Moving The Rocks

Author
Jack Kornfield
319 words, 4K views, 0 comments

A writer I know began his practice with a well-known teacher many years ago. The writer didn't know much about meditation, but after some preliminary instruction he decided that enlightenment was for him. He went off to a hut in the mountains of Vermont and brought his few books on meditation and enough food for six months. He figured six months would perhaps give him a taste of enlightenment. As he began his retreat he enjoyed the forest and the solitude, but in just a few days he began to feel crazy because as he sat all day in meditation his mind would not stop. Not only did it think, plan, and remember constantly, but worse, it kept singing songs.

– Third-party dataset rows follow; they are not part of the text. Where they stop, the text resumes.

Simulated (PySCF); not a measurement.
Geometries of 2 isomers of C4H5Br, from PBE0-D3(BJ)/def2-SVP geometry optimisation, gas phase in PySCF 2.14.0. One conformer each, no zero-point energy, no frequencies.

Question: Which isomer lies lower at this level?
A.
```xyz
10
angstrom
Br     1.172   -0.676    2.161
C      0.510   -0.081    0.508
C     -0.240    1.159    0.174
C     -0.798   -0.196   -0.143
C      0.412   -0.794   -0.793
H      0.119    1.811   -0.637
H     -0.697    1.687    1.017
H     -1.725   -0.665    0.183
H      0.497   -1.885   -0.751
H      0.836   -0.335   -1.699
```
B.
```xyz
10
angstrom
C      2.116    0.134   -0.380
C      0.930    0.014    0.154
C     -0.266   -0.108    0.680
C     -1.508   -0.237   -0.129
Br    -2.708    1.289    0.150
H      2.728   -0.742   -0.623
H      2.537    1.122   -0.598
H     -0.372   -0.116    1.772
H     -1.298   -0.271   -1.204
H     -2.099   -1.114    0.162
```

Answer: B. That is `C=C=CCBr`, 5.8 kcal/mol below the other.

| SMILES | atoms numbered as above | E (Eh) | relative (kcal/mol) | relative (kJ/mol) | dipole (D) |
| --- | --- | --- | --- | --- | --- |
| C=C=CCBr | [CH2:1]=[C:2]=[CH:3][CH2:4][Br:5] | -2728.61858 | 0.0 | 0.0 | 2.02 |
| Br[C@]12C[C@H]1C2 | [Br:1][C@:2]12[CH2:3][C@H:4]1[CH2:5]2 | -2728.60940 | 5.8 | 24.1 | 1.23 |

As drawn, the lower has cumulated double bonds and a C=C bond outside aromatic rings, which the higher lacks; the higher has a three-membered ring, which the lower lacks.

This man had chosen a beautiful spot for his "enlightenment." The hut was right on the edge of bubbling stream. The sound of the stream seemed nice on the first day, but after a while it changed. Every time he sat down and closed his eyes, he would hear the noise of the stream and immediately in tune with it, his mind would begin to play marching-band songs like "Stars and Stripes Forever" and "The Star-Spangled Banner." At one point the sounds in the stream got so bad he actually stopped meditating, walked down to stream and started moving the rocks around to see if he could get it to play a different tune.

What we do in our own lives is often not different. When difficulties arise, we project our frustration onto them as if it were the rain, the children, the world outside that was the source of our discomforts. We imagine that we can change the world and then be happy. But it is not by moving the rocks that we find happiness and awakening, but by transforming our relationship to them.